The Protection Of Fashion Creations And Knock-Offs

Published on 17 April 2018

The protection of designs in the fashion industry continues to be an unresolved problem. Much of the current litigation in the clothing sector deals with infraction of industrial design due to the increase in “knockoffs” of designers’ creations. In the fashion industry there is still discrepancy about whether knockoffs are authentic copies of the original designs or if they are simply inspirations.

Currently, ZARA has gotten itself into litigation again for plagiary by letting itself be “inspired” by the Ukrainian Brand Ksenia Schnaider. Zara included in its new Zara Kids collection sweatshirts with “sample not for sale” written on them which was previously invented by the designers and presented in their 2017 spring-summer collection.

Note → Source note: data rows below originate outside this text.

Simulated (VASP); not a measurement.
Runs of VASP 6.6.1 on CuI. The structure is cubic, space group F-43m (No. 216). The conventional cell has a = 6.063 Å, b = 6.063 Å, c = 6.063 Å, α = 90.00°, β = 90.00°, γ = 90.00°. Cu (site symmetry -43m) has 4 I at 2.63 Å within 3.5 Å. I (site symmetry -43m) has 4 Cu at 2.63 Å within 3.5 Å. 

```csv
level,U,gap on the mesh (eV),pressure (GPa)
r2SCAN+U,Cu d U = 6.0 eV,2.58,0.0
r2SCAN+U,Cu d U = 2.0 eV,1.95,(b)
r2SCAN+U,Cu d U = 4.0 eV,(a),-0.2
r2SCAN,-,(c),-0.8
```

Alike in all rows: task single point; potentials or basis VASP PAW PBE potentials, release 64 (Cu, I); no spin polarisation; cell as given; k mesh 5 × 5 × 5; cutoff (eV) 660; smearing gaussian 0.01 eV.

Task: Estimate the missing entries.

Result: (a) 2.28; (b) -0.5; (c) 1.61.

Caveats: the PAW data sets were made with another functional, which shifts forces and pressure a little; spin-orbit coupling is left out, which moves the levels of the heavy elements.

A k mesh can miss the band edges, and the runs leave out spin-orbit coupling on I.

ZARA is not the first in attempting to copy the design of this imprint. The designer Schnaider commented in the Calvert Journal that they know that in China fake t-shirts with the slogan are sold and that many people on Instagram use the hashtag with her brand in their photos wearing these fake t-shirts.

The difficulty in this litigation will be that the slogan “sample not for sale” is not really new. For an industrial design to be registered and in that way be protected, it must be new and unique. Brands have been sticking labels with this phrase inside their sample garments mainly for a utilitarian purpose for years. That said, Ksenia Schnaider was the first to put this phrase outside the designer label on t-shirts and jean jackets. It must be seen whether the average consumer associates the slogan “sample not for sale” with the brand Ksenia Schnaider.

Under Spanish law, fashion creations are protected through registered and unregistered industrial design, copyright and unfair competition.

Registered protection of an industrial design grants its holder the exclusive right to use it and prevent its use by third parties without consent for five years, extendible up to a maximum of 25 years. This is protection for the external form of products that implies aesthetic innovation. The protection of the registered industrial design is governed in Law 20/2003, of 7 July, on legal protection of industrial design.

Unregistered design is protected throughout the European Union by way of European Regulation 6/2002 of December of 2001, on community drawings and models. Protection of an unregistered design is granted when it is new and unique. The term of protection for an unregistered design is three years after the drawing is made public for the first time within the European Union.

In accordance with the European Regulation, the unregistered design grants its owner the right to prevent acts of use and storage of the product, if the use challenged is the result of having copied the protected drawing or model.

Furthermore, pursuant to the Regulation, a design shall not be considered a copy when it is an independent creation made by an author about whom it can reasonably be thought that he/she did not know of the drawing or model disclosed by the holder. Nevertheless, it is not necessary that the copy be identical, a design that does not produce a different general impression on the informed user shall be sufficient.